Mr. Moore : I fully understand why the hon. Gentleman would like to open up the debate beyond the autumn. I recognise that we should constantly try to understand and to resolve the real needs of those who are relatively less well off. I shall try to continue that process, because I know that it will be welcomed by rational right hon. and hon. Members on both sides of the House.
Mr. McCrindle : Whatever may be our definition of poverty, can it possibly extend to those people to which an article in The Sunday Times referred yesterday under the heading
"Jobless tenants living for free in luxury flats"?
Is it true, as that article alleged, that private landlords are making substantial profits? If so, does my right hon. Friend intend taking powers to control that situation, on the basis that although we have no wish to be difficult with the jobless, we must look to the taxpayers, too?
Mr. Moore : My hon. Friend has a long history of understanding and trying to help people, so I know that he would like me to remind the House that all those on income support have their housing benefit--their rent-- essentially 100 per cent. covered. I saw the article in The Sunday Times, and my hon. Friend is right to remind the House that it is necessary to prevent abuse. He will be happy to know that we are taking additional powers through the Social Security Bill to protect the public purse while equally trying to protect those in genuine need.
Mr. Frank Field : Although I accept that it is the Government's policy to be selective, I invite the Secretary of State to quote all my article, not just part of it. In the article that he cited, I compared British society up to 1979 with a train journey, with first, second and third-class compartments--the political debate being about who received which tickets, but all of us heading in the same direction. Since 1979, some of the compartments have been detached and there has emerged from them an underclass. How do the Government answer that part of the argument?

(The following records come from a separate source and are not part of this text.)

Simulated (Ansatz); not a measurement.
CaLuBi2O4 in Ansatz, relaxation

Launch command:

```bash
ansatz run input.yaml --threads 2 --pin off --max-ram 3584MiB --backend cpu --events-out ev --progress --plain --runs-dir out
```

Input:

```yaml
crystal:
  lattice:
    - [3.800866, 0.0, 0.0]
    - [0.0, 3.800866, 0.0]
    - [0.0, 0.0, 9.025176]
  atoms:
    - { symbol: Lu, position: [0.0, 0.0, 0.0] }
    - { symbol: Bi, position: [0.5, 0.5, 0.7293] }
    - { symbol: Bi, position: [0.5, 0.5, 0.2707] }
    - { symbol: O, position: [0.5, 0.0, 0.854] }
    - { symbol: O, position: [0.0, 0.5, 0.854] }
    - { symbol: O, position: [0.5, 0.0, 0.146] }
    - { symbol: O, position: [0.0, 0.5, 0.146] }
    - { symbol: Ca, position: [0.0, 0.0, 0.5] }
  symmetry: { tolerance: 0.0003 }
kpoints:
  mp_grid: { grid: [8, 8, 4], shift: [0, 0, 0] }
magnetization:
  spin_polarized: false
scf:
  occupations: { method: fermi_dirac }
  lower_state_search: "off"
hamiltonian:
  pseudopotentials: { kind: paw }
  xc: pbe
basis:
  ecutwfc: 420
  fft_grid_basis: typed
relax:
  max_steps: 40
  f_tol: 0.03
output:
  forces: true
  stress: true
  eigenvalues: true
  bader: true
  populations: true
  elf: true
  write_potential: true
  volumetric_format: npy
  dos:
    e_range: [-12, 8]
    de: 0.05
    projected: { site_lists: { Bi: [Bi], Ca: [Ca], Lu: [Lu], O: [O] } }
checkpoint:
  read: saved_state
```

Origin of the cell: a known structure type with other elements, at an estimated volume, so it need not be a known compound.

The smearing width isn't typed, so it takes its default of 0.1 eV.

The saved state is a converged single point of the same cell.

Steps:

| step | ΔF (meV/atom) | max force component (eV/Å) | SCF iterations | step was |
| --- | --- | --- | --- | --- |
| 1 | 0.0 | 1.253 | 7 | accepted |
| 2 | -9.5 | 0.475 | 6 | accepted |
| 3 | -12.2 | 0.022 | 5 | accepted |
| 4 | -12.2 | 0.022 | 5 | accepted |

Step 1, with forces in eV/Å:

Mr. Moore : I have the whole of the hon. Gentleman's article before me, but no doubt neither he nor the House would want me to argue against it all. The critical point that I sought to make was that the hon. Member for Birkenhead (Mr. Field), unlike the Labour party, understands the statistical absurdity of defining a poverty line. I know that the hon. Gentleman would like to be reminded that, taking all the 10 per cent. categories in the country over the past decade, the bottom 10 per cent. have seen an improvement, according to the latest data that we have, and their real position has improved by 6 per cent.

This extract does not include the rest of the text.